"A-GUH-PAN-THUHS"
/I first spotted this blue flowering plant while walking along Sydney’s fabulous horseshoe harbor 15 years ago. It was January 2, 2006. Mr. Wonderful and I were still staggering and bleary-eyed after the 14-hour three-movie Qantas flight from Los Angeles on this second day of our six-week-long “down under” trek.
The air was blisteringly hot with thermometer readings above 110 F, but I remember thinking how cool those blue flowers were.
A week later I saw those blue flowers again in Melbourne at Queen Victoria’s Gardens. And, a few days after that, as we drove deep into the Australian bush, I noticed them lining the driveway curving to the large ranch house where we’d be staying for a few days. The owner of the sheep station told me they were called “a-guh-pan-thuhs.”
Unlike my sainted mother who never strolled through any or anyone’s garden without sneaking a few seeds into her pocket (brazenly, I may add), it never occurred to me to snip off a lush blue blossom and stuff it into the bottom of my suitcase. (I follow rules. I still have the DO NOT REMOVE tags on my bedroom mattresses.) But I knew I wanted to find “a-guh-pan-thuhs” when we got back to the States.
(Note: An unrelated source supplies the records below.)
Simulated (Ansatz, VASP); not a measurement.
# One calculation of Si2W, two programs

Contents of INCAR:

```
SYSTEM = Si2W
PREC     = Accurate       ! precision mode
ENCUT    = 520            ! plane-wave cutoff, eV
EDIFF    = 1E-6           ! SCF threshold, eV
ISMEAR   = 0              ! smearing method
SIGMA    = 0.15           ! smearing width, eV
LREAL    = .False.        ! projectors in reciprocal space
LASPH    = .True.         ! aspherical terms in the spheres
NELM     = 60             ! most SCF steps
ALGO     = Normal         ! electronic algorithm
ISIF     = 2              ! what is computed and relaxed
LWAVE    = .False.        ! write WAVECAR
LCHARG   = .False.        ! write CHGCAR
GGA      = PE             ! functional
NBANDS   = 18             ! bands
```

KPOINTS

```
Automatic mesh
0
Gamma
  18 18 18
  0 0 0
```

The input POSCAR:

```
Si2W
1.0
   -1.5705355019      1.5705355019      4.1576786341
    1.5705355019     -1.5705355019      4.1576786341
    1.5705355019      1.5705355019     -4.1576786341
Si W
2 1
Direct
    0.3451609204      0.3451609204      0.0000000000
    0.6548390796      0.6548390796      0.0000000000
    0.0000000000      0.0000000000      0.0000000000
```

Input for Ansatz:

The following summer I looked everywhere, combed catalogs, asked Seacoast Garden Club friends much savvier than I, but to no avail. Then suddenly three years ago, I chanced upon them blooming in the noonday sun at Estabrooks Nursery in Kennebunk. I was positively giddy and bought four.
For the next month and a half, they sat on the back deck in blue ceramic pots next to my white wicker sofa and chairs, and were positively ….. underwhelming. No big tall green spiky leaves, no royal blue blossoms, not even a hint of them. Nada. Even Mr. W., who doesn’t know a daisy from a daffodil, asked, “Are they ever going to do anything?"
Until one mid-July day….VOILA! They bloomed, and bloomed again, all the way into early October. They’ve been the headliners on my back deck ever since, over in Kennebunk Beach and here in the Wells woods.
Come late fall, we snip off the stalks, say a quick “winter well, dear ones,” then put the shorn plants, still in their pots, under a bench in the garage where they hibernate. In late May, we move them out to the deck and say a resurrection prayer.
It takes a while. Patience is required. Even when they start to show limp signs of life, it’s not much. They take their time getting ready for prime time but by mid-July, VOILA!
Last week we cut them back and I put them in the garage. The Farmers Almanac suggests we’re facing a long cold winter here along the southern Maine coast, but I get warm and fuzzy thinking how my fabulous blue bloomers will return in full floral glory next July.